TotallyGatsby / DroneYard

AWS Batch based automation for OpenDroneMap.
GNU General Public License v3.0
14 stars 3 forks source link

AWS Batch jobs stuck in runnable state, compute environment becomes invalid #9

Open egs40 opened 3 months ago

egs40 commented 3 months ago

Thank you for your work on this project. I've encountered an issue while deploying the code following the instructions:

  1. Updated package.json to use "sst": "^2.41.4"
  2. Deployed using r7gd.4xlarge instances in the eu-west-1 region
  3. Uploaded images as instructed and started the workflow

Problem:

The AWS Batch dashboard shows a valid and enabled compute environment Jobs enter a runnable state but don't progress Jobs remain in runnable status indefinitely The compute environment eventually becomes invalid

I received a notification stating that all EC2 instances in the Batch compute environment were scaled down due to a misconfiguration preventing them from joining the ECS Cluster. The notification suggests reviewing and updating/recreating the compute environment configuration, mentioning possible issues such as:

Any insights on what might be causing this issue would be appreciated.

TotallyGatsby commented 3 months ago

It's very probable that the resources I had set up for this project have gotten too old. I have to get new footage myself in the next month or so of my property, so I'll take a look when I do at what seems to be the problem.

egs40 commented 3 months ago

Thanks, I appreciate it.

AlexCarusoFan4 commented 2 months ago

Hi there,

I recently ran into the same issue with my DroneYard solution (https://github.com/AlexCarusoFan4/WinyamaDroneYard).

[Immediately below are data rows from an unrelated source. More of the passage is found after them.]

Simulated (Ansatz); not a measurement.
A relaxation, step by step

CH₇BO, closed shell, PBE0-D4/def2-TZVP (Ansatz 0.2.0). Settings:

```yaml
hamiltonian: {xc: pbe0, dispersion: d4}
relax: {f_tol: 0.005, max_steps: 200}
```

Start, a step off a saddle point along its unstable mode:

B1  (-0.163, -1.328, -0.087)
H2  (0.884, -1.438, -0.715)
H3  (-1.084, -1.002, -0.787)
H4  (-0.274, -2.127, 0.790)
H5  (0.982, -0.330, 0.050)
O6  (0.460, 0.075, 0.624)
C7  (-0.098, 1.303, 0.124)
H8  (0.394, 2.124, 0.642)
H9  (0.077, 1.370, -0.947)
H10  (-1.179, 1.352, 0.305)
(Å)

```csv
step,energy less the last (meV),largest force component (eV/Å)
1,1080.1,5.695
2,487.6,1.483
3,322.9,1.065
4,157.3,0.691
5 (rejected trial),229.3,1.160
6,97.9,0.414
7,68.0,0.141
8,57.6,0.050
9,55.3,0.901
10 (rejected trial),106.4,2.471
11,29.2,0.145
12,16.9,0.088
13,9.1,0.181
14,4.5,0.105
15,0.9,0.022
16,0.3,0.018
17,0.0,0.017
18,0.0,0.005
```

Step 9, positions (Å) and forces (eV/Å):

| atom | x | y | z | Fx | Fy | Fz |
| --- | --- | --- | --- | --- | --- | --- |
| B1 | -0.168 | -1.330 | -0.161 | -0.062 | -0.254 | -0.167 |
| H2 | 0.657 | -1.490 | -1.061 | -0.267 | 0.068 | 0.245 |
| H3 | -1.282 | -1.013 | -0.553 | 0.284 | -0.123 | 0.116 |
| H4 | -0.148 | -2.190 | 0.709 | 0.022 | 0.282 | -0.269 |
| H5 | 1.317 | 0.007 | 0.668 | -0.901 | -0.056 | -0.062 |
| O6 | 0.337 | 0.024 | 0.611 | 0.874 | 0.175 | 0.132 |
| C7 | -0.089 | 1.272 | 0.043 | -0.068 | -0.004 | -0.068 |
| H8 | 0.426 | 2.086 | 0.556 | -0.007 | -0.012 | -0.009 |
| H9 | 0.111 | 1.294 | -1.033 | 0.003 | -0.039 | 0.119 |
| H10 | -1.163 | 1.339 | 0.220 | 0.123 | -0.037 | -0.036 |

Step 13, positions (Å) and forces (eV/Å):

Looks like instances are launched, but never registered with the ECS cluster. I tried using the latest ECS optimised Amazon Linux AMI, and completely re-deploying my solution, but neither of these worked.

Today I refactored the solution to use the latest aws-cdk-lib for Batch, rather than relying on the alpha package, and am now having success with running imagery processing jobs again.

Would definitely recommend giving that a try - hopefully does the trick for you.

zobis2 commented 1 month ago

so im having this issue aswell , i had a running stack working good but since ive upgrade it - it stuck in runnable state and the cause is "failed to start Amazon Elastic Container Service IAM" in the ec2 instance which is generated after a spot request and all other parts of the flow works well , ive tried https://github.com/AlexCarusoFan4/WinyamaDroneYard and codm repo aswell and ended up the same path - something in aws batch config is set off for all of those right now

if someone finds a solution ill be glad to know - thansk alot.@

AlexCarusoFan4 commented 1 month ago

Hi there,

Have you tried using the non-spot configuration?

I would advise against using spot instances as although it's significantly cheaper, it can cause your processing jobs to be interrupted regardless of specifying a bidding price at the on demand rate.

In any case I'll be doing a run of some imagery next week and will see if I'm getting the same issue.

UPDATE: Just tried running a quick test. Confirming my deployed on-demand instance solution still runs OK and jobs don't get stuck.

Again would advise against spot instances as this specific ODM workload is not designed to be stateless.

zobis2 commented 1 month ago

@AlexCarusoFan4 first , thanks alot for the repsonse . what do you mean - ON_DEMEAND - to change bidding stratgey from SPOT to ON_DEMAND? Im actully getting the EC2 instacnes up and running but those instnaces fail to start the entry.sh script as userdata fails somehow so even if ill initiate ON_DEMAND instance that will happen - anyhow im trying to do so right now

AlexCarusoFan4 commented 1 month ago

No problem at all.

Yes that's correct, I would recommend changing the EC2 instance type in your config file to ON_DEMAND.

Do you have the exact error message you're getting in regards to the entry.sh file? If it's that the file can't be found - it's likely the line endings for your file in your locally cloned repository.

I initially had this issue when first working with the DroneYard stack. I work from a windows computer, and had to explicitly change the line endings for the .sh file for it to be readable once deployed to the Linux ODM container.